ASML, TSMC, and imec Achieve 50 nm Pitch Integration of 2D-Material Transistors on 300 mm Wafers

Breakthrough in 2D Material Transistor Integration at 300 mm Scale

At the 2026 IEEE/JSAP Symposium on VLSI Technology and Circuits, imec, a global leader in advanced semiconductor research, together with ASML and TSMC, unveiled a pioneering 300 mm integration process for 2D-material-based nFETs and pFETs. This collaboration marks the first successful demonstration of scaled nFETs using molybdenum disulfide (MoS₂) and pFETs based on either tungsten disulfide (WS₂) or tungsten diselenide (WSe₂) with a 50 nm contacted poly pitch (CPP). These devices exhibit strong current-voltage characteristics, representing a significant milestone in transitioning 2D-material transistors from laboratory research to industrial fabrication for ultra-scaled logic and advanced back-end applications.

Advancing Logic Scaling with 2D Transition Metal Dichalcogenides

Two-dimensional transition metal dichalcogenides (TMDs) such as MoS₂, WS₂, and WSe₂ are emerging as promising alternatives to silicon for next-generation transistors. Their atomically thin structure enables excellent electrostatic control and maintains favorable carrier mobility, even at extremely scaled gate and channel lengths. This makes TMDs highly attractive for ultra-scaled logic, back-end-of-line, and wafer backside applications.

Despite their potential, industrial adoption of TMD-based transistors has been limited by the absence of a robust 300 mm integration route that delivers both n-type and p-type FETs at industry-relevant dimensions without sacrificing performance. The joint efforts of imec, ASML, and TSMC have now resulted in a scalable, back-end-compatible 300 mm process for TMD-based nFETs and pFETs, achieving several key breakthroughs:

• First-ever demonstration of scaled nFETs and pFETs with a 50 nm contacted poly pitch (CPP)
• Very low off-state current (I_off) at zero gate voltage for both transistor types
• WSe₂-based pFETs performing close to record-setting lab devices

The integration approach, which enables both nFETs and pFETs on the same 300 mm wafer, achieved a 94% operational yield (I_max/I_min > 10⁵), demonstrating its robustness and stability. Importantly, the process flow is adaptable to other 2D channel materials beyond MoS₂, WS₂, and WSe₂.

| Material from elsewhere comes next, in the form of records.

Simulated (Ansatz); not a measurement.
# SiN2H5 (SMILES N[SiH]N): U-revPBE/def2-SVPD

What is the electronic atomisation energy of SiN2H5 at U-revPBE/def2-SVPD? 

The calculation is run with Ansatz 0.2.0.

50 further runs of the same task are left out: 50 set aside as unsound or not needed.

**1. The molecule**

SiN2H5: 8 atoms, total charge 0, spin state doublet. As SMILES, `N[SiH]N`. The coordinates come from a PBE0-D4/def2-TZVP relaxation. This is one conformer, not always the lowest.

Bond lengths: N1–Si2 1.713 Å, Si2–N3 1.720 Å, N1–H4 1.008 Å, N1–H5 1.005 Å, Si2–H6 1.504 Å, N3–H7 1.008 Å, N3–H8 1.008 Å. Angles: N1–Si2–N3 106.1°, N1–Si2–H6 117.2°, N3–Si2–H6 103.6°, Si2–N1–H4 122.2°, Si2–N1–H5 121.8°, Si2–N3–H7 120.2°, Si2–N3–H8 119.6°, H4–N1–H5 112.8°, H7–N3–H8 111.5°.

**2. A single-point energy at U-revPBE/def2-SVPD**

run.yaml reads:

Enabling Ultra-Scaled Transistors with Advanced Lithography

According to Gouri Sankar Kar, VP of R&D for compute and memory device technologies at imec, "Transistors based on 2D TMD materials are typically optimized for small channel lengths, but often require large contact areas to minimize resistance, which limits further scaling. For the first time, we achieved a 50 nm CPP—a metric defined by both gate length and source/drain contact length—without compromising the performance of 2D nFETs and pFETs. This was made possible by leveraging single-patterning extreme ultraviolet (EUV) lithography, developed in close collaboration with ASML."

The resulting transistors display excellent current-voltage behavior, with pFETs nearly matching the best lab-based devices—a significant achievement for TMD technology. Both nFETs and pFETs reliably switch off at zero gate voltage, a result attributed to an innovative "reverse" thin-film transistor (TFT) fabrication flow. Unlike conventional 2D transistors, this approach uses bottom contacts and an overlapping deposited gate, realized by transferring the TMD channel material onto pre-patterned tungsten-filled trenches that serve as contacts.

Accelerating the Lab-to-Fab Transition

Dr. Min Cao, Vice President and CTO at TSMC, emphasized the strategic value of this collaboration: "Our research partnership is crucial for advancing semiconductor innovation. By focusing on de-risking and accelerating the lab-to-fab transition, we ensure that breakthroughs in novel channel materials can be efficiently integrated into advanced manufacturing, delivering state-of-the-art solutions."

"2D TMD materials could potentially enable much smaller and higher-performance transistors than those based on silicon, but 2D-channel devices that have been demonstrated so far using 300 mm processes are actually fairly large, and patterned using older lithographic technologies. Thanks to the much sharper resolution of EUV lithography, we were able to create TMD transistors with channel lengths as small as 28 nm, and at a pitch compatible with the most advanced transistor nodes."
— Etienne De Poortere, Director Technology Development Center Europe, ASML

This achievement marks a pivotal step toward the industrialization of 2D-material-based transistors, paving the way for future generations of ultra-scaled, high-performance semiconductor devices.